How To Get Intimate With Intimacy?
Many couples look perfectly happy and close from the outside, however unfortunately it is not always the case when you get into their intimacy.
Intimacy should include exposure, responsiveness, listening with sensivity and care, physical closeness as well as being a team.
What are the different types of intimacy?
1. Emotional intimacy
Trust is the first step to a successful relationship, emotional intimacy requires a high level of transparency and openness. Conversation is a key point in every emotional intimate relationship.
Many specialists suggest that talking about problems as soon as they arise is wise to continue emotional intimacy. Being honest, expressing appreciation, and daily communication also helps keeping a stable emotional bond.
Cognitive or intellectual intimacy is about two people exchanging thoughts, sharing ideas, building or even just thinking of potential projects for the future. If a couple manages to do this in an open and comfortable way, they can become quite intimate in an intellectual area.
3. Social and recreational intimacy
This sort of intimacy can be an issue for many couples, if they are not into the same recreational activities, it can cause frustration or boredom for the partner making the effort to please the other. Being able to enjoy similar social events/activities, is actually very important for a couple to succeed and be happy together. Having fun with your partner is essential.
If you do not have much in common, you can always explore new things together and discover what the two of you might enjoy.
4. Sexual intimacy
Many people consider having sex with their partner on a regular basic being sexually intimate, when in reality it is much deeper than that. Some people can be shy to voice a particular desire, others do not necessarily enjoy some of the practices, yet keep it for themselves not to disappoint their partner.

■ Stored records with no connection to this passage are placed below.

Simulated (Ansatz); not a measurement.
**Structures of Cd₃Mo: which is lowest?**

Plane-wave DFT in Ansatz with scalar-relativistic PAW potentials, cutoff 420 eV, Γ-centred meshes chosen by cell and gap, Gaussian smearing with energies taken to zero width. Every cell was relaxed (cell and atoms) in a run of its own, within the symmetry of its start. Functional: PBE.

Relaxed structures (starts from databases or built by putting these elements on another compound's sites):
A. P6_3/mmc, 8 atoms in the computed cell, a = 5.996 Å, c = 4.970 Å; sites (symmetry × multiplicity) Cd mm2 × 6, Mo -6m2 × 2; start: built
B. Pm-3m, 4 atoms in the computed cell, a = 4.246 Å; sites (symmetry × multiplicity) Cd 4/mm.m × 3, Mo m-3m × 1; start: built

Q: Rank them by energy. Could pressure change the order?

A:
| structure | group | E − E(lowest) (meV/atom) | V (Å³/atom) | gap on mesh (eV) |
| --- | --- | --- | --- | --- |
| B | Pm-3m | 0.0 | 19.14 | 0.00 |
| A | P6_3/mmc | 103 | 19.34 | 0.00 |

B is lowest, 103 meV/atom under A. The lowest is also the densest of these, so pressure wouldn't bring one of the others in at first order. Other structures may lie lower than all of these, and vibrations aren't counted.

Being sexually intimate involves understanding your partner’s needs, talking about sex and fantasies of all sorts, as well as anything you are not comfortable with. Some couples are lucky as they can sense what their partner needs are, or share the same needs, while others need to communicate openly about it.
We advise couples to share their sexual thoughts as much as possible, as it will improve their sexual intimacy as well as strengthen the whole relationship.